In 2022, the Supervisory Board held 4 regular scheduled meetings that were attended by the Supervisory Board and the Executive Board. Topics discussed in 2022 included the half-year and year-end results, the implementation and execution of our Stronger25 strategy, Enhancing Society Together” and sustainability as well as the M&A Strategy. The latter included discussion on and approval of the acquisition of the Districon group of companies, increasing our participation in Hydroinformatics Institute Ltd. (H2i) from 67% to 75%, acquisition of the patent of the HpH digestion technology (Helea) and we entered into an agreement with the aim of taking a participation of 20% of the shares in Studio IN-EX Zrt . Furthermore, meetings addressed oversight of the company’s financial performance, annual plan, a review of the risk framework, integrity/compliance, incidents/accidents, succession planning, culture, staff engagement and staff retention. Further ad hoc Supervisory Board meetings were convened if and when required to discuss strategic, transactional and governance matters that arose.

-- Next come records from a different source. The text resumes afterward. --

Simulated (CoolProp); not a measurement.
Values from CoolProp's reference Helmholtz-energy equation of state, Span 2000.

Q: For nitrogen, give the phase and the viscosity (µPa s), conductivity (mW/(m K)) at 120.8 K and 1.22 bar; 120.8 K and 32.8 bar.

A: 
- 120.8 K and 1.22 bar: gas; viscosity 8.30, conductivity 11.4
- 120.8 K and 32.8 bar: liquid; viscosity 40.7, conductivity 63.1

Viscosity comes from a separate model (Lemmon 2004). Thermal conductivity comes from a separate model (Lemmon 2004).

Based on the strategic priorities of Royal HaskoningDHV, several matters were discussed in Deep Dive session, allowing in-depth review and discussion on a particular topic. Deep Dives on the Digital& Software strategy were held in July and October 2022. The Supervisory Board deliberated on the growth opportunities arising from technology shifts in key global leading markets and the digital roadmap of Royal HaskoningDHV to support this. Key drivers of growth were investigated in further detail with discussions on investment requirements and the return on investment. The Supervisory Board supports the Digital & Software strategy and is confident that Royal HaskoningDHV is well-positioned to make the digital transformation shift, albeit that the financial performance of this area requires continued attention.
A delegation of the Supervisory Board was pleased to attend project visits to: (i) the sewage treatment plant ( RWZI- Rioolwaterzuiveringsinstallatie) (Nereda) in Utrecht on 8 July 2022, and (ii) the Datacenter Equinix in Amsterdam on the 9th of September 2022. Both project visits were very insightful and highly appreciated by the members of the Supervisory Board.
In addition to the regular Supervisory Board meetings, informal meetings between the members of the Supervisory Board and the Executive Board took place. Every month there have been bilateral meetings between the Chairman of the Supervisory Board and the CEO. Furthermore, a delegation of the Supervisory Board participated in meetings with the Dutch Works Council and with the Boards of Stichting HaskoningDHV and Stichting Administratiekantoor HaskoningDHV.
Collaboration with the Works Council
Various delegations of the Supervisory Board met several times with the Dutch Works Council to discuss the general course of events and the developments within the company in an open and constructive dialogue. The quality, content and outcome of these meetings is highly appreciated by the Supervisory Board.
The Supervisory Board has two committees: the Audit Committee and the Remuneration and Appointment Committee.
The Audit Committee (the “AC”) supports the Supervisory Board in fulfilling its oversight responsibilities in relation to the integrity of our financial reporting and the effectiveness of the risk management and internal control systems.
In 2022, the AC consisted of Rob Zandbergen (Chairman) Daan Sperling and Tjalling Tiemstra (who stepped down at the AGM in 2022).
The AC convened on five occasions with the company’s management. The AC also met with the internal and external independent auditors without the presence of management.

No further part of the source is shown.